At Hiscox we’re committed to doing everything we can to support small business. We not only want to help small business owners manage their risk, and offer advice on how to build and promote their business, we’re also interested in knowing about some of the obstacles that hold them back. 31% of small business owners in our recent survey cited regulation as the biggest impediment to their growth. But, just like we found that the threat of employee legal actions varies by state, so do the regulatory burdens they place on small business.
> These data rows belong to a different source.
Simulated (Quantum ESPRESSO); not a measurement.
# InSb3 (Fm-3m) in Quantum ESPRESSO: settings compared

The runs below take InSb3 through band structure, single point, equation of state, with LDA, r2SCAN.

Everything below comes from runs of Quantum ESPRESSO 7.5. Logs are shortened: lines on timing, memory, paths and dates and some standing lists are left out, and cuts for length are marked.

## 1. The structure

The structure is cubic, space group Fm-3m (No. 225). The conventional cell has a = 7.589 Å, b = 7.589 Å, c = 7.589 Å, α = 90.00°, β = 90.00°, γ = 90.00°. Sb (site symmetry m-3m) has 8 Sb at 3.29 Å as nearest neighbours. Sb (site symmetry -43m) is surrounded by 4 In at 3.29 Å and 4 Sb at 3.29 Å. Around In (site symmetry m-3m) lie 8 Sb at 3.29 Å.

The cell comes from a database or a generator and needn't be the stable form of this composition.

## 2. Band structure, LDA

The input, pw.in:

The 3rd annual Thumbtack.com survey of over 13,000 small business owners came out last week and ranks states and cities on their business friendliness. There was some consistency in this year’s findings – California and Rhode Island were again rated in the bottom five (California was also the state with the highest probability of an employee legal charge, the people and weather might be friendly, but not so much the business climate out there). Small businesses again ranked Texas, Utah and Idaho as among the top five friendliest states for small business this year. The most important factor to most small business owners surveyed was the friendliness of a state’s professional licensing requirements, closely followed by the ease of filing taxes. Surprisingly less important were tax rates, in fact two thirds of respondents felt they were paying their “fair share” of taxes. This stat strikes me as a little suspicious – the next small business owner I meet who is happy with the amount of taxes they’re paying will be the first.
Other notable findings from this year’s Thumbtack.com survey:
- Only 19% of respondents said they were prepared for implementation of the Affordable Care Act
- Female entrepreneurs were more likely than male entrepreneurs to say their state was business friendly, while male entrepreneurs had a more positive view on the economy
- On a city level, Sacramento, Providence and Buffalo had the worst ratings of business friendliness from small business owners
An interesting study and a worthwhile read for anyone thinking of starting, moving or expanding their small business to a new state or city.